We develop a rotation-invariant neural network that provides the global minimum-variance portfolio by jointly learning how to lag-transform historical returns and marginal volatilities and how to regularise the eigenvalues of large equity covariance matrices. This explicit mathematical mapping offers clear interpretability of each module's role, so the model cannot be regarded as a pure black box. The architecture mirrors the analytical form of the global minimum-variance solution yet remains agnostic to dimension, so a single model can be calibrated on panels of a few hundred stocks and applied, without retraining, to one thousand US equities, a cross-sectional jump that indicates robust generalization capability. The loss function is the future short-term realized minimum variance and is optimized end-to-end on real returns. In out-of-sample tests from January 2000 to December 2024, the estimator delivers systematically lower realized volatility, smaller maximum drawdowns, and higher Sharpe ratios than the best competitors, including state-of-the-art non-linear shrinkage, and these advantages persist across both short and long evaluation horizons despite the model's training focus is short-term. Furthermore, although the model is trained end-to-end to produce an unconstrained minimum-variance portfolio, we show that its learned covariance representation can be used in general optimizers under long-only constraints with virtually no loss in its performance advantage over competing estimators. These advantages persist when the strategy is executed under a highly realistic implementation framework that models market orders at the auctions, empirical slippage, exchange fees, and financing charges for leverage, and they remain stable during episodes of acute market stress.

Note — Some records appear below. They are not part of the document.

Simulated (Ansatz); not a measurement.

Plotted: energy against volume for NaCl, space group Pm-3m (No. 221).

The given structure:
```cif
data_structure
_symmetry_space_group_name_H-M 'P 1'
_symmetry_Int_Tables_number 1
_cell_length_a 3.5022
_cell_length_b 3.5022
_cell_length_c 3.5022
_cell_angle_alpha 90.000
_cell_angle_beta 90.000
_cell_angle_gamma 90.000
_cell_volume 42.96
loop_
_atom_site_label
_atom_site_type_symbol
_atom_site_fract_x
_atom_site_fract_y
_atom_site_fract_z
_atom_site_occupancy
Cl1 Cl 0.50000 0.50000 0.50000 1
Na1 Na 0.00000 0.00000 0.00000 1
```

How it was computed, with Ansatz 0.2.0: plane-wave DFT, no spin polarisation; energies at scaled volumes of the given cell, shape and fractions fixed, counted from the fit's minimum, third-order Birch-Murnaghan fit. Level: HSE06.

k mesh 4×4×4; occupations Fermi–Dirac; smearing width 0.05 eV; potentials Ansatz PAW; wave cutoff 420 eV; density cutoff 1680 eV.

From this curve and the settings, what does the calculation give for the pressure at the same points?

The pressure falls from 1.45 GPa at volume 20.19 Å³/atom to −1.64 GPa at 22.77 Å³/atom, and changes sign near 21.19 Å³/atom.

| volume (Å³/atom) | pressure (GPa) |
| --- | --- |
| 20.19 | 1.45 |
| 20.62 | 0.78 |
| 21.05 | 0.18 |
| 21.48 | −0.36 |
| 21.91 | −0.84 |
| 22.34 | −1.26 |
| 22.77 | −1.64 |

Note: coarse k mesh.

翻译：本文提出一种旋转不变神经网络，通过联合学习历史收益与边际波动率的滞后变换以及大型权益协方差矩阵特征值的正则化方法，实现全局最小方差投资组合的求解。该显式数学映射清晰阐明了每个模块的功能，使得模型并非纯粹的黑箱。其架构呼应全局最小方差解的解析形式，同时保持维度无关性，因此单个模型可在数百只股票的面板数据上完成校准，并直接应用于1000只美国股票而无需重新训练——这一跨截面跳跃表明其具备稳健的泛化能力。损失函数为未来短期已实现最小方差，并在实际收益数据上实现端到端优化。在2000年1月至2024年12月的样本外测试中，该估计器相较于包括最先进非线性压缩方法在内的最佳竞争者，系统性地实现了更低的已实现波动率、更小的最大回撤和更高的夏普比率，且这些优势在短期与长期评估窗口内持续存在——尽管模型训练聚焦于短期。此外，尽管该模型以端到端方式训练以生成无约束最小方差投资组合，但研究表明其习得的协方差表征可用于仅做多约束条件下的通用优化器，且相对于竞争估计器的性能优势几乎没有损失。当策略在高度现实的执行框架（模拟集合竞价市价单、经验滑点、交易所费用及杠杆融资成本）中实施时，这些优势依然保持，并在市场剧烈压力时期保持稳定。